Remember that Microsoft .NET Framework Assistant add-on that Microsoft sneaked into Firefox without explicit permission from end users?
Well, the code in that add-on has a serious code execution vulnerability that exposes Firefox users to the "browse and you're owned" attacks that are typically used in drive-by malware downloads.
The flaw was addressed in the MS09-054 bulletin that covered "critical" holes in Microsoft's Internet Explorer but, as Redmond's Security Research & Defense team explains, the drive-by download risk extends beyond Microsoft's browser.

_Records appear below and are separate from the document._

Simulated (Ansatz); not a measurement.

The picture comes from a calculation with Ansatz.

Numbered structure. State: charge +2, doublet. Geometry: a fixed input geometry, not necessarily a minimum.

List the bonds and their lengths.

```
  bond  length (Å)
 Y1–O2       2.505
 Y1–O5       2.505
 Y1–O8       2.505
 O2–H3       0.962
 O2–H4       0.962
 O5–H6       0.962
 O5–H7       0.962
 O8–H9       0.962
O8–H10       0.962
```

A browse-and-get-owned attack vector exists. All that is needed is for a user to be lured to a malicious website. Triggering this vulnerability involves the use of a malicious XBAP (XAML Browser Application). Please not that while this attack vector matches one of the attack vectors for MS09-061, the underlying vulnerability is different. Here, the affected process is the Windows Presentation Foundation (WPF) hosting process, PresentationHost.exe.
While the vulnerability is in an IE component, there is an attack vector for Firefox users as well. The reason is that .NET Framework 3.5 SP1 installs a “Windows Presentation Foundation” plug-in in Firefox.
Now, Microsoft's security folks are actually recommending that Firefox users uninstall the buggy add-on:
For Firefox users with .NET Framework 3.5 installed, you may use “Tools”-> “Add-ons” -> “Plugins”, select “Windows Presentation Foundation”, and click “Disable”.
This introduction of vulnerabilities in a competing browser is a colossal embarrassment for Microsoft. At the time of the surreptitious installs, there were prescient warnings from many in the community about the security implications of introducing new code into browsers without the knowledge -- and consent -- of end users.
This episode also underscores some of the hypocrisy that has risen to the surface in the new browser wars. When Google announced it would introduce a plug-in that runs Google Chrome inside Microsoft’s Internet Explorer, Microsoft whipped out the security card and warned that Google's move increased IE's attack surface.
“Given the security issues with plug-ins in general and Google Chrome in particular, Google Chrome Frame running as a plug-in has doubled the attach area for malware and malicious scripts. This is not a risk we would recommend our friends and families take."
Of course, when it's Microsoft introducing the security risk to other browsers (Silverlight, anyone?), we should all just grin and take it.